The families don’t know her, but she knows their lost sons and daughters.
And she spends a lot of time in Arlington, Virginia, making sure they aren’t forgotten.
By JOHN BARRY
Published February 18, 2007
Courtesy of John Barry and the St. Petersburg (Florida) Times
ARLINGTON, Virginia – The widows and children had bundled themselves in parkas and snowsuits. They looked very young, standing in a frozen field of white headstones at Arlington National Cemetery.
It was 18 degrees, and the wind was blowing at a raw 20 mph. Each one clutched a screwdriver to punch holes in the icy ground. Holly darted among them with boxes of silk roses, her head bobbing above theirs.
She is a 6-foot-2 blond with the lanky physique of a model, except layered in sweatshirts. “Amazon infidel,” she calls herself.
She is out among the headstones every week and knows the stories behind every one. The widows and the kids took the roses and scattered among the headstones of Section 60. It’s the section set aside for men and women killed in action in Iraq and Afghanistan. About 300 are laid to rest there.
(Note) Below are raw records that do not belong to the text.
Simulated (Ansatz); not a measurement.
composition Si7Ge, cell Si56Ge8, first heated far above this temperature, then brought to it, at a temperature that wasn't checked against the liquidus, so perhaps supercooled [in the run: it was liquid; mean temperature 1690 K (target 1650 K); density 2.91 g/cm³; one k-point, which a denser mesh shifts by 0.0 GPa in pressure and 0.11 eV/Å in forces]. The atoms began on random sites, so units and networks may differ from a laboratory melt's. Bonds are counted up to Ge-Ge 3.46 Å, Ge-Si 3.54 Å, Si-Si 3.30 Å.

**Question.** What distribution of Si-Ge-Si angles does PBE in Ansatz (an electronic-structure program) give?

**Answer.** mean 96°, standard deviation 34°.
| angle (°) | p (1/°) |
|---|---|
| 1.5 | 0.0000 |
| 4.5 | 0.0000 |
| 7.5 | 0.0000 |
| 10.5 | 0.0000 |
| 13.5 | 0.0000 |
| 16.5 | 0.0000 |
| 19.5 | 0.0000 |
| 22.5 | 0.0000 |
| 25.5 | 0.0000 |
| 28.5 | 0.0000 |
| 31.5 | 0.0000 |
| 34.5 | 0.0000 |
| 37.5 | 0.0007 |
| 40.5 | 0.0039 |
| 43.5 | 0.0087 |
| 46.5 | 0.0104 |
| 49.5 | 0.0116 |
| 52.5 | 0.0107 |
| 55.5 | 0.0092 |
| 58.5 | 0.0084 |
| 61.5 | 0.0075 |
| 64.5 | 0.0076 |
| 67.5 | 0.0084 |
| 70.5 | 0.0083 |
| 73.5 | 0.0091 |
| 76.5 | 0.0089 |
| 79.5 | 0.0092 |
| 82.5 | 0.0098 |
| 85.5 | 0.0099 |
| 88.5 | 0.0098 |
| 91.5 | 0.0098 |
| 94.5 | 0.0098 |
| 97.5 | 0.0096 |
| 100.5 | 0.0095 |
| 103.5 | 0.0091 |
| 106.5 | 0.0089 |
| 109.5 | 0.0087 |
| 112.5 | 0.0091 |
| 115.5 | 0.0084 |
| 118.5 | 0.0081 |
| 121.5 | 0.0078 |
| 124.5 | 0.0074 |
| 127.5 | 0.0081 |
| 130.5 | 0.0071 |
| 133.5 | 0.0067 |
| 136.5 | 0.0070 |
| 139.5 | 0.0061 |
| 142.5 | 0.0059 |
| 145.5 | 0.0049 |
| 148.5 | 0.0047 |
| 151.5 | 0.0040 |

The widows made their way through the rows. At their husbands’ graves, they knelt and punched at the stiff sod with their screwdrivers. Some of them had small hammers, and you could hear their tap-tapping. The children helped. When they had made their holes, they inserted the wire stems of the silk red roses. They knelt quietly in the wind.
The word had gone out by Internet that Holly would be at Section 60 on the Saturday before Valentine’s Day. Last year, she spread most of the roses herself. But this year, widows and children, mothers and fathers had heard about this woman named Holly and drove or flew in from all over the country. There were about 50 of them.
Almost no one knew her full name: Holly Holeman. She was just Holly to them, a mysterious e-mailer who had sent photos of headstones, of flowers by the graves. All year, the e-mails came, far-off reassurances that someone was taking care of the graves.
Eventually, they learned that her day job is making floral arrangements and delivering them to funerals at Arlington.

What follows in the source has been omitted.